Q: what is RandomForestOptPro exactly?

[chwang1991]

Hi, I'm a ML rookie, and I wonder what is RandomForestOptPro (and others like GradientBoostedRegressionTreeOptPro) and how it works?

I know basic parameter-tuning techs like the Bayesian opt, but I never heard "RandomForest Opt" before. Is there any paper can explain it or should I check somewhere in your documentation (I tried but failed :3 )

and a might-be stupid question: how to extract the best estimator from the experiment? So far I guess the only way is to check the leaderboad then get the best estimator's key then check the json file? Could it be more straightforward?

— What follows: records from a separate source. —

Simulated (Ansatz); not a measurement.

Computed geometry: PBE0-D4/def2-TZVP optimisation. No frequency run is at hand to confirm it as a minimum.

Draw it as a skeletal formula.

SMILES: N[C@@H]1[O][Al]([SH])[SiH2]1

BTW thanks for developing such a GREAT tool!

[chwang1991]

OK I see there is a "hyperparameter_key" column in the leaderboard file, so can I use the key to directly get the hyperparameter combo?

[HunterMcGushion]

@chwang1991,

Thanks for opening this issue! Let me start by saying that your questions are definitely not “stupid”! These are fantastic questions, and I’m sure many others have them as well. So thank you for bringing them to my attention, because it means that I probably need to improve the documentation.

Regarding RandomForestOptPro and GradientBoostedRegressionTreeOptPro, you may already be clear on this, but it helps me to remember that they’re just normal ML algorithms. Hyperparameter optimization is just ML on top of ML. These two algorithms (I call them “OptPros” or “Optimization Protocols” because they’re designed for hyperparameter optimization) are built on top of SKLearn’s RandomForestRegressor and GradientBoostingRegressor, respectively. Since you’re familiar with Bayesian optimization, it could help to remember that our BayesianOptPro is similarly built on top of SKLearn’s GaussianProcessRegressor.

Each of the Optimization Protocols is just a wrapper around some existing ML algorithm to enable us to use it for hyperparameter optimization. So in order to understand the two OptPros you mentioned, I would recommend reading the documentation for the above-mentioned SKLearn classes that they use internally: RandomForestRegressor and GradientBoostingRegressor. Of course, these classes are the base_estimators for each OptPro, and we also make use of things like acquisition functions in order to estimate the utility of each proposed set of hyperparameters, but this is also the case in standard Bayesian optimization.

In the end, the most significant difference between the BayesianOptPro with which you’re familiar and RandomForestOptPro, for example, is that BayesianOptPro uses GaussianProcessRegressor as its base_estimator, whereas RandomForestOptPro uses RandomForestRegressor.

I know my response hasn’t really touched on the technical differences between the different OptPros, but like I said, to get a better idea of the specific differences in behaviors, you can see the documentation of the base_estimator classes. For HH, it makes sense to offer a wider range of OptPros because it’s so easy to switch between them due to the fact that HH automatically records and reuses Experiments during Optimization. Sometimes you may find that BayesianOptPro simply isn’t working as well as you want. With HH, you can simply stop your current OptPro and pick up learning with a different OptPro to see how things go—without losing everything your previous OptPro learned. In my problems, I find it often helps to get the different perspective of another OptPro. In fact, I’ll often switch between all of them, giving each 10 iterations, then moving on to the next OptPro. I don’t know of any other library that enables this sort of diverse exploration of the problem space while still retaining all of the data collected by previous optimization rounds.

Turning to your question about finding the best Experiment, you are correct that the key is using the leaderboard file. This could definitely be better documented, so I apologize. What you’ll want to do is check the Leaderboard for the experiment_id corresponding to the score you want. Then go to the “Experiments/Descriptions” directory. Each of the JSON files here are named after an experiment_id in the Leaderboard. So open up the JSON file for the Experiment you want, and you’ll find all of the important information about the Experiment, including scores, execution times, algorithm used, and of course, hyperparameters and feature engineering steps used. Under the “hyperparameters” key you can find all the hyperparameters used for the Experiment—even the ones you didn’t explicitly declare—so you can thoroughly recreate the Experiment.

Both of these topics could definitely be documented better, so thank you very much for asking these fantastic questions! Please let me know if you have any further questions or feedback, and thank you for your support! I really appreciate it!

[chwang1991]

I was surprised that today there are still open-sourcers willing to explain so in detail like you....

You not only solved my question but also help extend my knowledge -- you are right, hyper-tuning techs are just ML on top of ML! Thank you so much!